18 Turning Your Sessions Into a Book
You played something real. Real things deserve to be written down.
There’s a version of this campaign that lives only at the table - five sessions, maybe twenty hours, and then it’s over and it exists in the memory of whoever was there. That’s a valid version. It’s the original version.
But there’s another version: you record the sessions, you transcribe the moments that mattered, you write it up as a narrative, and now it’s a book. Your players read it. You read it. The choices your table made, the specific words someone said in Session 3 that made the room go quiet - those things survived.
This chapter tells you how to do that.
18.0.1 Companion Files as Source Material
The Player Companion chapters double as ready-made appendices for any book you produce:
tracker.mdcaptures faction reputation, Dawnborn consent, and crisis pressure. Photograph or export these sheets at the end of every session; the delta between sessions becomes your story outline.shops.mdandtravel.mdsummarize the downtime quests and road scenes that often vanish from recordings. Pull their tables directly into your session log so readers know why the Grain Measure suddenly trusts you.characters.mdgives you stat blocks, moral hooks, and relationship diagrams for the five pregens — perfect for character pages or epilogues.
Because they’re player-safe, you can share these artifacts with the whole table without spoiling later chapters. Treat them as the campaign’s primary sources.
18.1 Before You Start: What Kind of Book Do You Want?
There are three different projects here, and they require different approaches.
18.1.1 Option 1: The Session Log (Easy, Functional)
A session-by-session written account of what happened at your specific table. Facts, choices, outcomes. Who sided with whom. Which ending you reached. The notes a future reader could use to understand what your campaign was.
Good for: Personal record, player reference between sessions, foundation for the other two options.
Time required: 30-60 minutes per session.
18.1.2 Option 2: The Narrative Account (Medium, Personal)
A written story of what happened, told with actual prose. Third person or first person. Character names. Specific dialogue drawn from the recording. The emotional beats that landed.
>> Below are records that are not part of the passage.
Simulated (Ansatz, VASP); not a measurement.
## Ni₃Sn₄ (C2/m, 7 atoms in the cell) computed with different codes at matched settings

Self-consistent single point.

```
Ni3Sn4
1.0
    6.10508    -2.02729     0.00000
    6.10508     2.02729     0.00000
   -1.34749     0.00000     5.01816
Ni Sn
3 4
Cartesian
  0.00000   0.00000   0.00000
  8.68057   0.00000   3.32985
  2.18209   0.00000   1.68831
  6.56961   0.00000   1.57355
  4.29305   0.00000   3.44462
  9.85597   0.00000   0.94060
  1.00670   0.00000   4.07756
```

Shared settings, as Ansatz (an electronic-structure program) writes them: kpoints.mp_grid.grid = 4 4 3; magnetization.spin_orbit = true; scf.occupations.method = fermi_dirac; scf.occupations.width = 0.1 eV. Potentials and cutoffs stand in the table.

This is the campaign as a memoir. You weren’t just playing D&D - you were telling a story together. This is what that story was.
Good for: Sharing with players who want to revisit it, giving to people who weren’t there, keeping as something you’re proud of.
Time required: 2-4 hours per session if starting from a recording and transcript.
18.1.3 Option 3: The Collaborative Novel (Long, Worth It)
The players help write it. Each session, one player takes a chapter. The GM writes an interlude from the world’s perspective. Over five sessions, you have five player-written chapters and five GM interludes. It becomes something that is both yours and everyone’s.
Good for: Tables who love writing. Tables where players want creative ownership. Tables willing to commit.
Time required: Significant. Worth it.
18.2 The Recording Setup
18.2.1 What You Need
In-Person Play: - A phone or a dedicated audio recorder placed at the center of the table - Free options: Voice Memos (iPhone), Recorder (Android), OBS (PC) - Budget option: A $20 Tascam DR-05 catches everyone clearly - The key: test it first. Take a 5-minute recording and listen back before Session 1
Online Play: - Most platforms record automatically if you enable it (Zoom, Google Meet, Discord with Craig bot) - Craig bot for Discord is free and records each person on a separate track, which makes transcription much easier - Keep video recordings if you want to see people’s faces for the narrative version
18.2.2 What to Tell Players
Tell them before Session 1: > “I’m going to record our sessions to write them up afterward. The recordings are just for us - I won’t share audio publicly. If you say something in the recording you want removed, tell me and I’ll cut it. Everyone okay?”
Get verbal agreement on the recording. If someone’s not comfortable being recorded, have them play without recording and fill in their dialogue from memory afterward.
18.3 Transcription
Full manual transcription of a 4-hour session takes 8-12 hours. Do not do this.
18.3.1 AI Transcription Options
Otter.ai: Upload audio, get a rough transcript in minutes. Free tier handles limited hours per month. Best for in-person recordings.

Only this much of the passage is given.